In that way we can show the world what, at any rate, my part of the world can do, indeed what Great Britain can do. As my friend from the club said, it is a terrible thing to realise that this particular legislation is creating unemployment. I can hardly bear it. Therefore I shall not go on making a longer speech but just say to the noble Baroness that if she would like to come up—I am sure my noble friend would welcome her—and talk to some of the people about what is resulting from this extraordinary situation, I am sure we would be able to arrive at a satisfactory conclusion. I hope that the noble Baroness will give an honourable and satisfactory answer which will please a great many people, more people than perhaps she realises. Therefore, I have the greatest possible pleasure in supporting my noble friend and those who support him in asking that we should do away with legislation which will create unemployment.

3.30 p.m.

Lord SANDYS

My Lords, your Lordships will be most grateful to my noble friend Lord Ridley for introducing this short debate this afternoon in so felicitous a manner; and, further, to all my noble friends who have spoken with such knowledge and experience. My noble friend Lady Ward of North Tyneside speaks with long experience and great knowledge of the North-East, as do both noble Lords who have already spoken.

I do not speak with knowledge of the North of England; but I should like to stand back from the canvas for a moment and look at the situation as it was in Northern Germany in 1950, when I was there as one member of the then Army of Occupation. The situation is not parallel except in one respect. In 1950, the occupation Statute was in force and German industry was on its back. I am thinking especially of an area around Hamburg and the northern industrial zones of Germany. It was most significant to be there at that time, for, in 1951, when the occupation Statute ended, within a matter of weeks or months the landscape suddenly began to move. Plans had been prepared two or three years earlier. It was almost like a mushroom growth. Industrial sites were being cleared; factories were being erected; new industries were being created with transport and communication services.

Within a matter of months one no longer saw hoardings, one saw intentions being brought into effect. We have heard from my noble friend Lord Ridley that none of our partners in the EEC have this restrictive view of the freehold of industrial land. In 1950 I knew very little about this subject, and I certainly was unaware at that time of the restrictions which even then were in being in this country. But, if we are to compete with our partners in Europe, surely we ought to be on all fours with them so far as the situation over freehold sites is concerned.

My noble friends have put before your Lordships in great detail the situation in one particular area of the United Kingdom. The one factor which was common to all three speeches was the need for flexibility. We ask the Government to reconsider the disposability of these sites so far as local authorities are concerned. It is within our knowledge that the Land Authority of Wales appears to have a slightly different position from that of Scotland and England. My noble friend Lord Ridley referred in particular to the situation at Bridgend, where one internationally known company is undertaking a £200 million development which will bring about a substantial amount of additional employment in that part of the world. If we are right that this differentiation exists, I wonder whether the noble Baroness, in addressing herself to this particular problem, could inform the House whether the Land Authority of Wales is indeed able to dispose of freeholds and not 99-year or 125-year leases.

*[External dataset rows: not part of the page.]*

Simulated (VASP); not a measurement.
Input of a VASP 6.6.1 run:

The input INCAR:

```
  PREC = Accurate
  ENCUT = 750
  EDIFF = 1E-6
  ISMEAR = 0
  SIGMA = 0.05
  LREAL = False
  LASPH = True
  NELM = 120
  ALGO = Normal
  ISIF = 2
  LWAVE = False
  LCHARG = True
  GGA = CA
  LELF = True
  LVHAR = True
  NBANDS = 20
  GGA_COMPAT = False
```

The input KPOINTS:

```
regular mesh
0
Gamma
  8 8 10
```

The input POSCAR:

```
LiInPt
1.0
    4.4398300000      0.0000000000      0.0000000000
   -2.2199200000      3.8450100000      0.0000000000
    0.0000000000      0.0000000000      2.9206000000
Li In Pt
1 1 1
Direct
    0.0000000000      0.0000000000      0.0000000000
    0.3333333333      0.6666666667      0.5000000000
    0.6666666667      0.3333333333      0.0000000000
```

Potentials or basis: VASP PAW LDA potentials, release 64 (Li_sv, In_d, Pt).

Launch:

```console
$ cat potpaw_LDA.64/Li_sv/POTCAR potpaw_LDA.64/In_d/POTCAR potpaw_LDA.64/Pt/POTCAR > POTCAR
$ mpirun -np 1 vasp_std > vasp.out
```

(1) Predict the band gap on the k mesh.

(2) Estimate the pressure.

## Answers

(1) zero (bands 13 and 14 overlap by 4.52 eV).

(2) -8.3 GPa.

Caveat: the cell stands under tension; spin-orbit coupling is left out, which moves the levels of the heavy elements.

My noble friend Lord Ridley charmingly suggested that the subject might be specialised or boring, but we were both stimulated and encouraged by everything that he said in his speech. I should like to refer to one particular aspect: the situation which has obtained since 1945 regarding the betterment levy. One of the things about the whole of the Government legislation in this particular field has been the situation over development and the taxation on it. Let us look back over the years at the situation since 1945. In 1947, a previous Labour Government introduced development charges. In 1967, 20 years later, another piece of Socialist legislation introduced betterment levies. Some eight years later, another Socialist Government introduced development gains tax, and that same Government (the present Government in office) introduced the development land tax in 1976. All these are part of a theme. As my noble friends rightly pointed out, they have not acted in the aim of the original intention—to promote a fairer and more equal distribution—far from it, this has frustrated their very aims. Once again, it is a repetition of Ferrers' Law. And how right my noble friend Lord Ferrers is! The original intention has been totally turned upon its head.

To return to the question of development land tax and disposals, I should like to refer your Lordships to what was said in another place only a few days ago. On 8th February, in another place, at column 1432 of Hansard, the noble Baroness's right honourable friend, Mr. Freeson, was asked: Does he agree that the development land tax, which he so frequently supports in this House, is actually doing a great deal of damage because it means that private developers and owners are not allowing derelict land to come on to the market, and that therefore these vast acreages in cities such as Birmingham are remaining derelict? The noble Baroness's right honourable friend said: As for the development land tax, we have not received evidence from Birmingham or anywhere else that development of this kind of derelict and waste land, particularly the commercial and industrial land about which the honourable Member appears to be thinking, is being held back because of the impact of DLT". That is a very significant statement for the Government to make because the fact that we believe it—that is, the taxation position—is one of the most inhibiting factors does not enter into the equation at all. We believe that development land tax is of the greatest significance. In support of what my noble friend Lord Ridley said, we believe that companies are looking to other countries where the opportunities for commercial development are perhaps infinitely better. Much more important, DLT has a disincentive effect for any type of development in this country.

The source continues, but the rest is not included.